Homesteaders

I hate goats/I love goats. With hot wire I've had them jump on my truck and play running back and forth from my hood to cab to the trailer I had hooked up and back and forth. Sleeping and pooping on the porch, every day even after being beat off with a broom many times. Running out of the yard as soon as I step outside when I am home and still relentlessly going through hot wire. With 2 sides open to hundreds of acres they were always in the wrong spot. Moved and put more hot wire 3 strands in front of a 5 strand barbed wire and lowered the barbed wire for closer spacing. Had a hot inches off the ground a barbed above it and so on. Still the best I had was my heeler that would run all the way around the yard to the other side and re pen them. They would just back up and take a run through it. I finally gave them to a neighbor and said I want that many kids later that have never seen a hot wire.
 
I love goats/I hate goats. I originally got mine for my horse pasture as well. Kinda like running 2 crops. They don't eat what the horses eat and what the horses don't eat (which is a lot) will get trimmed down enough that they will. So no lose of acreage with additional animals that pd for pd make a lot more $ than cattle. More kids per birth, more births per year, less grain, And can still be eaten and make a nice whole goat cookout once or twice a year. They can clean up anything and eat poison Ivy, which I'm allergic to.

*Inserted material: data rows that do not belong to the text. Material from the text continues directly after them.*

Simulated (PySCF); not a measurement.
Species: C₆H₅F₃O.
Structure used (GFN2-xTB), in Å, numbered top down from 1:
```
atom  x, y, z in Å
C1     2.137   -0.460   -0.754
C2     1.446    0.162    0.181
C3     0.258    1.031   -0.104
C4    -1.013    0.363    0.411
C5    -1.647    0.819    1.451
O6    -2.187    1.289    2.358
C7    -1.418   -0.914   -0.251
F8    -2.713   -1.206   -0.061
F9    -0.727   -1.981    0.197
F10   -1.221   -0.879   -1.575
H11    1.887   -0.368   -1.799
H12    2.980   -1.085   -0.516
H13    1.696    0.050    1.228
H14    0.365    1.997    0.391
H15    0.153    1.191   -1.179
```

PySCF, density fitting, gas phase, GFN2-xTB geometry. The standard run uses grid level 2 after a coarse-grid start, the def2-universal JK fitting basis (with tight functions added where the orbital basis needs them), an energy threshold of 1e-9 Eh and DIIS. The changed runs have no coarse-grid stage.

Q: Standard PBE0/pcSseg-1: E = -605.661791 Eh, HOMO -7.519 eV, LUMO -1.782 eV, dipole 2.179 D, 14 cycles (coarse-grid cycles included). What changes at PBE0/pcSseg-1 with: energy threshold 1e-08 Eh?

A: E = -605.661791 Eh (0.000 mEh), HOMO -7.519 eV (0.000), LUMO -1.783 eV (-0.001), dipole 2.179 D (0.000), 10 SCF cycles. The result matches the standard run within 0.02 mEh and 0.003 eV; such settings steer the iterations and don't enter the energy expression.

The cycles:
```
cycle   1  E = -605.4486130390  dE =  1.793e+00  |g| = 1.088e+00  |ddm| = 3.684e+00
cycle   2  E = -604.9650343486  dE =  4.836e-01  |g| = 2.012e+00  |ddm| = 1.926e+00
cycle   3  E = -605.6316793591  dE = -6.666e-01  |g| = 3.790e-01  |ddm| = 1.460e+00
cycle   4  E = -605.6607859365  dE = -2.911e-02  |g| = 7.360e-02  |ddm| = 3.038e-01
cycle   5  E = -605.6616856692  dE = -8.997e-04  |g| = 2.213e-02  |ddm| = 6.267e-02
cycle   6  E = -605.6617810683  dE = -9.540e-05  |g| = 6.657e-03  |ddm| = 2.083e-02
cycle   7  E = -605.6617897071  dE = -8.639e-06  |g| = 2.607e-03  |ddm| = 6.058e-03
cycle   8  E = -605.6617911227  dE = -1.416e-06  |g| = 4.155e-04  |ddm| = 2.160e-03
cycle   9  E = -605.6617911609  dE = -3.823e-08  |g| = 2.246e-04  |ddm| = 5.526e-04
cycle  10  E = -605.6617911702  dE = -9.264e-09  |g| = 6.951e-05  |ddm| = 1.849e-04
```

I also have heard a saying that if a fence won't hold water it won't hold a goat. Though cattle panels work nice if you can keep their heads out of it. Or if you have enough acreage to put 6x6 panels (6 panels each way) near where you want them to stay and always leave some of the goats in there with a small shelter.
 
I hate goats/I love goats. With hot wire I've had them jump on my truck and play running back and forth from my hood to cab to the trailer I had hooked up and back and forth. Sleeping and pooping on the porch, every day even after being beat off with a broom many times. Running out of the yard as soon as I step outside when I am home and still relentlessly going through hot wire. With 2 sides open to hundreds of acres they were always in the wrong spot. Moved and put more hot wire 3 strands in front of a 5 strand barbed wire and lowered the barbed wire for closer spacing. Had a hot inches off the ground a barbed above it and so on. Still the best I had was my heeler that would run all the way around the yard to the other side and re pen them. They would just back up and take a run through it. I finally gave them to a neighbor and said I want that many kids later that have never seen a hot wire.
And this is why I like sheep better than goats. Still delicious, still can give milk, easier to keep in a pen. And hair sheep don't require shearing.
 
I love goats/I hate goats. I originally got mine for my horse pasture as well. Kinda like running 2 crops. They don't eat what the horses eat and what the horses don't eat (which is a lot) will get trimmed down enough that they will. So no lose of acreage with additional animals that pd for pd make a lot more $ than cattle. More kids per birth, more births per year, less grain, And can still be eaten and make a nice whole goat cookout once or twice a year. They can clean up anything and eat poison Ivy, which I'm allergic to.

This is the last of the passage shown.